One of the trends that has hit older workers particularly hard, and it is addressed somewhat by the targeted initiative for older workers, is one-industry towns where people are working and then the entire industry shuts and they are not trained for anything else and no other jobs are available. So you find people, especially on the east coast where people who are working, say, in a fishery plant, are being retrained to work in a call centre.

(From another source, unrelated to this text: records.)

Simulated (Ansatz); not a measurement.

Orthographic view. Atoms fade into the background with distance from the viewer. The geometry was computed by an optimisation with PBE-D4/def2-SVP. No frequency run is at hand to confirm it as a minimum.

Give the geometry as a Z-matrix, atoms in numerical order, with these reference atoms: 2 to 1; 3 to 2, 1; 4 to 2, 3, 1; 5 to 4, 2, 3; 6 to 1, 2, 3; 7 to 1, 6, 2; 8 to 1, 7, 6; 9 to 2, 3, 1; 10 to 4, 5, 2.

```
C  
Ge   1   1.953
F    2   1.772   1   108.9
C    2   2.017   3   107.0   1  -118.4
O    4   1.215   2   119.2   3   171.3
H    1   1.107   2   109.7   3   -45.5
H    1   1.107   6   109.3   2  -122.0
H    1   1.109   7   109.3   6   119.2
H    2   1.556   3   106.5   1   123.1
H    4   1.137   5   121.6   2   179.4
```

There is some modest success there, but that isn't what suits them the most, and they can't live on the salaries that are available with that kind of job. That is a trend. The targeted initiative addresses that subset, but it's not enough to help people who are let go from office jobs; when companies downsize they find they are the first to be let go. To find a job of equivalent remuneration is extremely difficult. My colleague mentioned how jobs are posted now; when you turn in your resumé, you have to tick off boxes—what's your education, etc., do you have this skill or that skill—and there's no box for how much 20 years of experience has given you the ability to do this job, without that particular program for which you wanted me to check the box. Those entry levels to getting through the front door are a challenge.
I notice on the Third Quarter website that they've identified some machinist companies that have advertised full-time jobs. That is new; I haven't seen that before. Before there were call centres, bookkeeping—those are pretty good jobs, but they were not as remunerative or as dependable as this kind of job.